Promissory Estoppel Flashcards
What is promissory estoppel?
A promise or an undertaking which can be enforced but it is not a contract
The core idea: a party may be ‘estopped’ from going back on a promise where it would be inequitable to do so.
Modern Doctrine - Central London Properties v High Trees House
Plaintiff let a block of flats in central London to D for 99 years, at a ground rent of £2500 pa. D intended to let out individual flats at a profit.
Shortly afterwards, WW2 broke out and D was unable to find sufficient tenants for the flats, meaning it could not pay the full ground rent.
P agreed to a 50% reduction in the ground rent, which D paid.

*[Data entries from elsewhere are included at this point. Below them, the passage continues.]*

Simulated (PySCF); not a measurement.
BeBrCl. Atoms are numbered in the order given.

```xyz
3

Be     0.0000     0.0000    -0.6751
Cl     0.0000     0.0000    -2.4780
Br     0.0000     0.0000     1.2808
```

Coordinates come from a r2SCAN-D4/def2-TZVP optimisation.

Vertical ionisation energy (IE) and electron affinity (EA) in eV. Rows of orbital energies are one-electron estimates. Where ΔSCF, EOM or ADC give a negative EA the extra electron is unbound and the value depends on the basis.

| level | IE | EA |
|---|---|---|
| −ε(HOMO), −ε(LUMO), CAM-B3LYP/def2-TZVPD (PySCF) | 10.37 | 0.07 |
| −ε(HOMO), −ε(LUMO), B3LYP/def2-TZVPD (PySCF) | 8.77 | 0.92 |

After the war, the flats were fully let, proceedings were brought to determine whether P could claim the full rent again.
P’s promise was intended to affect the parties’ legal relations.
It was intended to be acted upon by D and was in fact acted on.
But, on the facts, the scope of the promise was intended as a temporary expedient and so it did not apply once the flats were fully let.
This meant the rent could be put back up after the war, but the shortfall incurred during the war could not be clawed back.
Elements of promissory estoppel - 1
A clear and unequivocal promise or representation by the promisor that they will not enforce their strict legal rights against the promisee.
Promise or assurance is distinguished from ‘bowing to the inevitable’: James v Heim Galleries
May be words or conduct: Hughes v Metropolitan Railway Co.
Strict legal rights – may be contractual rights or other kinds of right: Robertson v Ministry of Pensions.
Elements of Promissory Estoppel - 2
Intended to be and is in fact relied on.
Promisee must act on the promise by altering his/her behaviour in some way.
There need not be a detriment: consider High Trees or Hughes v Metropolitan Railway Co
Elements of promissory estoppel - 3
Promisee will be estopped from going back on the promise to the extent that it would be inequitable to do so.
A flexible, context-specific standard – it is not possible to restate this requirement as a hard and fast rule or checklist. Instead, you must consider the cases and draw analogies.
D&C Builders v Rees [1966] 2 QB 617 –> The debtor’s wife held the creditor to ransom. The creditor was in need of money to meet his own commitments, and she knew it. When the creditor asked for payment of the £480 due to him, she said to him in effect: “We cannot pay you the £480. But we will pay you £300 if you will accept it in settlement. If you do not accept it on those terms, you will get nothing. £300 is better than nothing.”
Promissory estoppel as the solution to Foakes v Beer
High Trees itself involved a promise to accept a lower amount than what was owed.
Rather than making the promise to accept the lower amount enforceable as a contract, promissory estoppel operates to stop the promisor from going back on the promise not to insist on its strict legal right to payment of the full amount.
The practical relevance of Foakes v Beer therefore depends on how easy it is to invoke promissory estoppel where the debtor has paid a lower sum in reliance on a promise that they would be released from liability for the full amount owed.